And does it really matter anymore anyway? o_O
No one special.
Just a reasonably normal looking - from the outside - member of the local community. Someone who lived and work in - and was familiar with - the area in which the crimes took place.
However, it is much more fun to use one's imagination and enjoy all of the works of fiction based upon or related to the phenomenon.
So did he write a diary, or not?
I don't think he did.
I think that this is a sort of clever/sort of stupid hoax that caught people's imagination, then they started making all kinds of crazy excuses about all the stuff that didn't add up, such as a pub that had the wrong name etc.
Some say that it has been conclusively debunked. Others that it has not.
I don't know where I am anymore really with this one, but I am leaning towards it being a hoax.
It seems to me that the "finder" of the diary ended up confessing that it had been a hoax, although a rather good one, using materials from the era.
It is disappointing, because it really is an interesting read. They took the actual life of James Maybrick and the circumstances of his death/murder, and used it to produce this fascinating book. I still have a copy, which my son recently found and was going to read until I told him of its possible untrue nature. He then decided it wasn't worth the time.
I'm also upset that, at one point, they had Anthony Hopkins set to play Maybrick in a feature film version of it, which fell apart not too long before reports of the hoax started.
I do suspect that the hoax itself will become the subject of a dramatisation one day - when the truth of the matter is fully revealed and all guilty parties named.
I got very caught up in that "Diary of Jack the Ripper", James Maybrick business in the early nineties.
It all seems very dubious now though, but - although it is almost certainly a hoax - I think the story of that hoaxing may make a fascinating story in it's own right one day, having all the elements of drama.
As to the actual identity of Jack himself, I agree that it was most likely a non-descript non entity, somebody who perhaps nobody has correctly identified, although a lot of pointers seem to suggest that Aaron Kosminsky fits the bill - or someone like him.
Maybe, like the Loch Ness Monster, the cottage industry is starting to subside now and less and less people are caring about this outdated mystery?
Seems likely that there were quite a high number of prostitute killers around at the time. The Ripper cases may have been both over or under estimated as a consequence.
I think I'm right in saying that they concluded that the Ripper cut the throats of his victims first then he mutilated them. This is why Elizabeth Stride is considered a Ripper victim despite not being mutilated (the belief being that he was interrupted by the chap bringing his horse in).
I don't think it's possible to ever know conclusively.
A nicely done documentary made for the centenary in 1988.
Hosted by Peter Ustinov.
You may not agree with the panel's conclusions, but still a nice watch.....
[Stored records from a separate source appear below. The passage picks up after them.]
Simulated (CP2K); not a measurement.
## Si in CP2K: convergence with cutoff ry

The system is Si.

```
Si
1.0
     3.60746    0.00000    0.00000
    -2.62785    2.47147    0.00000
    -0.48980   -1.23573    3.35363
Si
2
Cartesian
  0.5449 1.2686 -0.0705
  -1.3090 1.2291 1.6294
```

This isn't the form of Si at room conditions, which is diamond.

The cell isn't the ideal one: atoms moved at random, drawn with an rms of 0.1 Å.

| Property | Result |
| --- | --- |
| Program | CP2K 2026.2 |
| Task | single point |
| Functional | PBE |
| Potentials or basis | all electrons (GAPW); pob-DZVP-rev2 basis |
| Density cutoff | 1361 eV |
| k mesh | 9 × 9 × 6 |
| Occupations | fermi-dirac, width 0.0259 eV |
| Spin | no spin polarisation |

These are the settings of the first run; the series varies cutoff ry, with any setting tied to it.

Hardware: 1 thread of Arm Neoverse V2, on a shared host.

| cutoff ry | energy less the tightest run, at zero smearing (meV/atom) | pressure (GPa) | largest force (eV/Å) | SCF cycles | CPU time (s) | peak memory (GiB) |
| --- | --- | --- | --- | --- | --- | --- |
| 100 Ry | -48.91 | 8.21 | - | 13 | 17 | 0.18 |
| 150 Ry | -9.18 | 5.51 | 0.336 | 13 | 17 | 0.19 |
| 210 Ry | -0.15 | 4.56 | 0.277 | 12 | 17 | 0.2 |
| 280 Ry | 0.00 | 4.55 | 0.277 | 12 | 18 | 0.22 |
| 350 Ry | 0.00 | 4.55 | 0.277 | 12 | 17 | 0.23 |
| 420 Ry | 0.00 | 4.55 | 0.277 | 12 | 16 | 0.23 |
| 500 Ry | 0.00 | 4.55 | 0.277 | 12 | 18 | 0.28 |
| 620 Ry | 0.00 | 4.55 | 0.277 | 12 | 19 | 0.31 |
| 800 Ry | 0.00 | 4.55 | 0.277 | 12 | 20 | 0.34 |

My guess is that is actually a gaseous alien creature that has been stalking mankind since the beginning. It can probably create a hypnotic shield so only the victim sees it as it attacks. It will probably follow mankind into space and continue murdering until some clever starship captain defeats it, perhaps near Rigel or.a pleasure planet nearby.
I pity any heartbroken Scotsman who encounters such an entity, lest he be used as a tool for its bloodlust.
Jack the Ripper
Bloch continued to revisit the Jack the Ripper theme. His contribution to Harlan Ellison's 1967 science fiction anthology Dangerous Visionswas a story, "A Toy for Juliette", which evoked both Jack the Ripper and the Marquis de Sade in a time-travel story. The same anthology had Ellison's sequel to it titled "The Prowler in the City at the Edge of the World". His earlier idea of the Ripper as an immortal being resurfaced in Bloch's contribution to the original Star Trek series episode "Wolf in the Fold". His 1984 novel Night of the Ripper is set during the reign of Queen Victoria and follows the investigation of Inspector Frederick Abberline in attempting to apprehend the Ripper, and includes some famous Victorians such as Sir Arthur Conan Doyle within the storyline.
Boris Karloff's Thriller - Yours Truly, Jack The Ripper
Season 1 Episode 28 1961 , Hosted by Boris Karloff , 70 years after the Jack the Ripper killings in London, Sir Guy (John Williams) convinces the police that Jack may still be alive, eternally young, and still killing, currently in New York. The director of this episode, Ray Milland, is probably most familiar to genre fans as the star of flicks like 1963's X: The Man with the X-Ray Eyes and 1972's campy The Thing with Two Heads, though he has appeared in starring roles and guest spots in many other movies and TV shows throughout the years. The teleplay for this episode is based on a story by Robert Bloch, well known to horror-movie aficionados as the man who penned the novel on which Alfred Hitchcock's Psycho was based. Written by: Barre Lyndon, from a story by Robert Bloch Directed by: Ray Milland Starring: John Williams , Edmond Ryan , Donald Woods , and Ransom Sherman Original Air Date: April 11, 1961
Jack the Ripper song - Psychoville - BBC
There's a great short story by Ellison - the name of which escapes me - that involves a man who finds Lon Cheney's makeup kit, and he tries several makeups on, each one turning him into a different character. The last one he does is making himself up as Jack the Ripper, and ends up going out to kill. Fantastic stuff.
If you've not seen Psychoville it's well worth watching.